NESTING ME, UN-NESTING YOU

Barbara Carson Todd
Mar 14 · 6 min read

What do you do, when he just doesn’t fit?

Photo by Patrick Perkins on Unsplash

Boyfriend Moves In

“You’re always nesting,” Boyfriend told me.

He’d just moved his stuff in, and I suspected he was getting ready to propose. I wasn’t sure if I was ready for that. What did it mean, to be a couple? What would “us” look like? But he said that’s what he wanted.

“I like your place better,” he’d said, “let’s do this.”

I had fought so hard, so long, to get to “me.” I didn’t have a clue about “us.” And yet I’d just spent half the day getting things ready for him, tidying my apartment, making room for his books and camera equipment.

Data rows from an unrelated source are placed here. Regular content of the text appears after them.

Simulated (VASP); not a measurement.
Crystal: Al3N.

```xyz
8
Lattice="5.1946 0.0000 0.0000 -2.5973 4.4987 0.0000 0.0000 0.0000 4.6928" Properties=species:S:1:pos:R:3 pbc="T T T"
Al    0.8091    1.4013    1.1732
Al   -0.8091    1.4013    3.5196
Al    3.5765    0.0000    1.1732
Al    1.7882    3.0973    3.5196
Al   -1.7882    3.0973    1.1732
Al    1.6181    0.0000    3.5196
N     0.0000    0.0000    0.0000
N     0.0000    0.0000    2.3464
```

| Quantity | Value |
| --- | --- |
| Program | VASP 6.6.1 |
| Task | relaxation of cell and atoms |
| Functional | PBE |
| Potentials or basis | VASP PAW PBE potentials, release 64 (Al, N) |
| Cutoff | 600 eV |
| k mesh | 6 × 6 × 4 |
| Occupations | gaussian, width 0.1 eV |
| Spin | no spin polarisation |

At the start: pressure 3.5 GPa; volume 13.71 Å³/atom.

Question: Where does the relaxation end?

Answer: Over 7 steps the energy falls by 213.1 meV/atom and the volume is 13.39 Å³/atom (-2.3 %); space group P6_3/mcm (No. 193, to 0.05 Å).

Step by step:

I looked up, acting surprised. “Why do you say that?”

“It’s the way you arrange things. Look at that.”

He points to the long console table behind our secondhand sofa. I’d sanded it down lovingly, and tried staining it, but the stain wouldn’t take. It appeared someone had glued bits of it together. So I sanded it down again and painted it a very dark blue. I added a coat of high-gloss sealer to really make it shine. That morning I’d covered some shoeboxes with quilting and started packing his slides into them, to keep the dust off. He actually had slides and an antique 1970s projector from his grandpa, classic. I liked that about him.

The quilted paisley fabric was gold and teal. It looked nice against the dark blue table and the golden brown plush sofa. I was pleased with the effect, but I didn’t realize he’d noticed.

“Too much?” I asked, keeping it casual.

“It looks like a picture from one of those magazines you’re always bringing home.”

One of the bonuses in working for a team of architects, I was able to snag the latest, most inspiring (and appallingly expensive) design magazines for free. I was just a receptionist there, but they had seen my sketches and Mr. Hennings actually bought one of the watercolors I sold on the boardwalk last summer. I kept the heavy design magazines in a tan World War II era suitcase under the glass coffee table. They weren’t in anybody’s way. You could just see the polished brass locks peeking out from under the serving tray on the table. It wasn’t the same, looking at pictures online. I needed to be able to pull them out and get inspired by beautifully photographed glossy visions.

Does He Fit, Or Doesn’t He?

Boyfriend waves his hand around the apartment. He has a strange expression on his face.

“Don’t you like it?” I wonder, hoping I don’t sound too defensive. “I mean, nesting is just something people do, when they move into a new place.”

“But you’ve been here for years,” he counters.

“Well, it’s our place now. Your things need a home too.”

Boyfriend doesn’t say anything, just walks over to the window and looks out.

My heart stops beating for just a second or two. I realize I’ve stopped breathing. Did he really matter all that much? Had I softened, let him in when I wasn’t looking?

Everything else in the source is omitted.